Chancellor Carol Christ said Thursday that UC Berkeley will build housing on all nine sites listed in the January 2017 Housing Master Plan Task Force report in order to add 7,500 beds within 10 years, as first reported by Berkeleyside.
The campus will pick one developer within the next month to oversee the development of all nine locations, according to campus spokesperson Dan Mogulof; in the following month, the campus will issue a request for proposal seeking interested firms. Although she agreed that “there really isn’t an option to pick and choose” housing development sites, incoming ASUC External Affairs Vice President Nuha Khalfay said she is concerned about the affordability of new campus housing.
“(The report) laid out in clear terms the specific number of new beds the campus needs to provide in order to meet the goals specified in the report and endorsed by the Chancellor. … The report also provides specific information about the capacity of each of the university-owned sites,” Mogulof said in an email. “When you add it all up it was evident then, as it is now, that each of the mentioned sites will need to be developed.”

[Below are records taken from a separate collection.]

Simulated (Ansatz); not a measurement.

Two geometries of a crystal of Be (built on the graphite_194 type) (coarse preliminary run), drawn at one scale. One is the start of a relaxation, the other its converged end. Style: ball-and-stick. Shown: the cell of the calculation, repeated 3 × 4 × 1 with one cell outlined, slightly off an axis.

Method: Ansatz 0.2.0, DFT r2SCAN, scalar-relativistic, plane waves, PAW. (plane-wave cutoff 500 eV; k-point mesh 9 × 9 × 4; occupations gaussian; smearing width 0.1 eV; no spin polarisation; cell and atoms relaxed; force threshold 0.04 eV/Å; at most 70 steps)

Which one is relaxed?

Some locations listed in the housing task force’s report include the Oxford Tract, which has been protested by students due to the tract’s current research purposes, and People’s Park. Christ announced plans to build housing on People’s Park May 3, beginning construction in 2020.
Previously, Christ said in an exclusive town hall that the campus must “build on all the land we have” in order to impact the housing crisis.
The first addition to campus housing will be David Blackwell Hall, which is still under construction, and is set to open in fall 2018. It will house over 770 students, with priority given to first-year students.
Khalfay noted, however, that new housing must be priced near or lower than current campus housing in order to be accessible to all students.
“Current university housing isn’t inexpensive, but we definitely shouldn’t be building housing that is more expensive,” Khalfay said. “At this point, if the university is planning to build on every piece of available land then it becomes ‘Fantastic, how do we make sure that housing is accessible to all of our students?’ ”
She added that while the city council has been pushing more student housing items, creating more student housing is the campus’s responsibility foremost.
Certain development sites are more difficult to plan for than others — the Oxford Tract, for example, hosts research facilities that will have to be relocated, according to Mogulof. He added that not all of the sites will be developed at the same pace, but that all are projected to be completed by 2028.
The campus is looking for a single developer to work long-term on all nine of the sites, including People’s Park, due to it being a more “efficient and cost effective” strategy for a long and complicated effort, Mogulof said in an email.